TCS Daily

Land of the Falling Sun

By Christopher Lingle - July 6, 2005 12:00 AM

Japan's economic growth since 2002 has been 5.5 trillion yen, or 1.1 percent of GDP.

While this marks a sharp turnaround from a nominal decline of 23 trillion yen from 1997 to 2002, this tepid performance is a far cry from the glory years when Japan's economy was expected to overtake the U.S.economy. Unemployment rates remain not far from record highs while industrial production has been all over the map.

Although the underperformance of Japan's economy is worrying, too many analysts mistakenly focus upon deflation as the principal problem.

Japan has been hit by seven consecutive years of falling prices. As of the end of March 2005, the core consumer price index fell by only 0.2 percent, versus 0.8 percent the previous two years. There's also been a massive decline in the value of assets held as collateral by banks, with the average index for land prices in the largest cities well down from the second half of 1990.

Many thus see aggressive expansion of fiscal and monetary policies as the best response to get prices going up again. These economists and observers fret that declining prices are inducing people to spend less as they await lower prices tomorrow. This along with a drop in business investment is interpreted to cause an economic slowdown.

To jumpstart Japan's economy, they would encourage inflationary expectations hoping it will boost household spending as people try to get ahead of rising prices.

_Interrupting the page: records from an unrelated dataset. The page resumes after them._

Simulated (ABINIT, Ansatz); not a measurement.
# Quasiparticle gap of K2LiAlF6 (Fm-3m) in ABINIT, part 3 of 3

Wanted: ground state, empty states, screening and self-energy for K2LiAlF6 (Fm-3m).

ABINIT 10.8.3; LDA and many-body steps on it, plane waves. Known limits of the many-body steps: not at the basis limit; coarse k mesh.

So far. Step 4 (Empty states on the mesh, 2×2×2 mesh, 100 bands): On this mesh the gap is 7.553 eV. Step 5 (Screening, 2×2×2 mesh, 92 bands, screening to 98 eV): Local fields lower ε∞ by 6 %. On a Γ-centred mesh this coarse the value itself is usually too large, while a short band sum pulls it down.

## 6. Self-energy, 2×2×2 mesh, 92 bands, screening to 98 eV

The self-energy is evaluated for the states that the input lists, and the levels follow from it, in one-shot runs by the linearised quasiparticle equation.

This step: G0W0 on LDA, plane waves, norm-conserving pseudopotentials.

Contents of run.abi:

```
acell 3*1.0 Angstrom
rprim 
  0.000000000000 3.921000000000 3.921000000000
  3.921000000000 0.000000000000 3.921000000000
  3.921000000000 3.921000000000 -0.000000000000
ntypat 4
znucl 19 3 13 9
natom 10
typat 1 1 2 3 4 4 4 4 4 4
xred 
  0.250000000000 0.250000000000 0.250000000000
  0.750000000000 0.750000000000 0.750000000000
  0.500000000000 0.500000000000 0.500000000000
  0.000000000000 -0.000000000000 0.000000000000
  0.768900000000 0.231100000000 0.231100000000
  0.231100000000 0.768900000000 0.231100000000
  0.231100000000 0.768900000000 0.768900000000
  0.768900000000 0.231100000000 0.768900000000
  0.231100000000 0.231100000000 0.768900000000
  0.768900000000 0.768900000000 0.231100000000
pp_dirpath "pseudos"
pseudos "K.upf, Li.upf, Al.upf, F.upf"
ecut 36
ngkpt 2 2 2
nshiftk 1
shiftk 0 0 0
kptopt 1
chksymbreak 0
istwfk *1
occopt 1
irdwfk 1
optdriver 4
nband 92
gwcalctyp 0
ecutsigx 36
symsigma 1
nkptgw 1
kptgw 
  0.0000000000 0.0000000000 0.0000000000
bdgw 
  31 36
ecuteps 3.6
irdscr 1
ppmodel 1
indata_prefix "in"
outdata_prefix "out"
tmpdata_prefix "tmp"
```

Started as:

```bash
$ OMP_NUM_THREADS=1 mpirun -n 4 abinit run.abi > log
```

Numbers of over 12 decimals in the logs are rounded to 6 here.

But falling prices are not all bad nor should they be confused with deflation. Indeed, falling prices are an enduring and redemptive element of free market economies. Throughout history, industrialized market economies have experienced persistent declines in general prices.

Like inflation, deflation is a monetary phenomenon.

Price declines can occur due to a combination of competition, increased capital accumulation and improved technology that lead to expansions in the amounts of goods. Declining prices lead to increased purchasing power of money, and since more goods can be produced for sale at prices that more people can afford, people are wealthier. A vivid recent example is the dramatic fall in prices of computers, mobile phones and other electronic goods. Similarly, real prices of most important raw materials have been declining since the beginning of the Industrial Revolution.

It is peculiar for analysts to depict an expansion in real wealth from falling prices as the cause for consumers to delay purchases that keeps Japan's economy depressed, especially as many of the same commentators suggested that increased purchasing power, a so-called wealth effect, was sparked by the defunct dot-com bubble in the United States.

Besides, the decline in prices in Japan is a consequence and not the cause of its current economic malaise.

Japan's problem of sluggish growth was caused by the government following monetary and fiscal policies in earlier decades that created an illusion of boom. In short, the cause was its following the kinds of policies being pushed to solve the solve the current malaise. Most historical cases of booms and busts begin with loose monetary policies.

Booms inevitably end for at least two reasons.

First, as businesses try to acquire more funds to maintain their production, higher interest rates put a squeeze on profitability, especially for producers of capital goods. This tends to be accompanied by rising inventories and followed by reduced manufacturing production.

Secondly, loose monetary policies eventually lead to price instability that induces central bankers to tighten monetary policy. This eliminates funds for various activities that were started during the previous round of loose monetary policy.

Either way, it eventually becomes clear that the investment boom caused by increased availability of cheap credit can't be supported by economic reality. With spending based upon more bits of paper money in the system instead of fundamental changes in real purchasing power, industries find themselves burdened with excess productive capacity.

This is exactly what Japan experienced in the late 1980s when sharp declines in the demand for goods and services depressed prices.

Japan then tried the Keynesian nostrum of an expansive monetary and fiscal policies promoted to improve it's overall economic condition. Inter-bank call interest rate dropped from 8.22% in March 1991 to nearly zero with the average pace of monetary expansion over the past 10 years of 18.5%. Meanwhile, immense amounts of deficit spending have raised the ratio of public-sector debt to GDP to rise from 56% of GDP at the beginning of the 1990s to more than 140% without inducing a sustained increase in economic activity.

Ultimately, investment spending depends less on the general direction of prices than on whether profits can be earned. Entrepreneurs pursue prices that allow them to earn profits, even if that involves pushing them down relentlessly.

Japan's economy cannot escape from its malaise until all the inappropriate investments induced by loose monetary and fiscal policies are wrung out of it. There must be substantial gains in business activity supported by real fundamentals instead of a flurry of paper money and government IOUs for Japan's economic prospects to improve. But with many policy makers confused about the causes of declining prices, it is likely Japan will remain feeble or end up trying to cope with even more devastating effects of stagflation -- inflation without growth.

Christopher Lingle is Research Scholar at the Centre for Civil Society in New Delhi and Professor of Economics at Universidad Francisco Marroquin in Guatemala.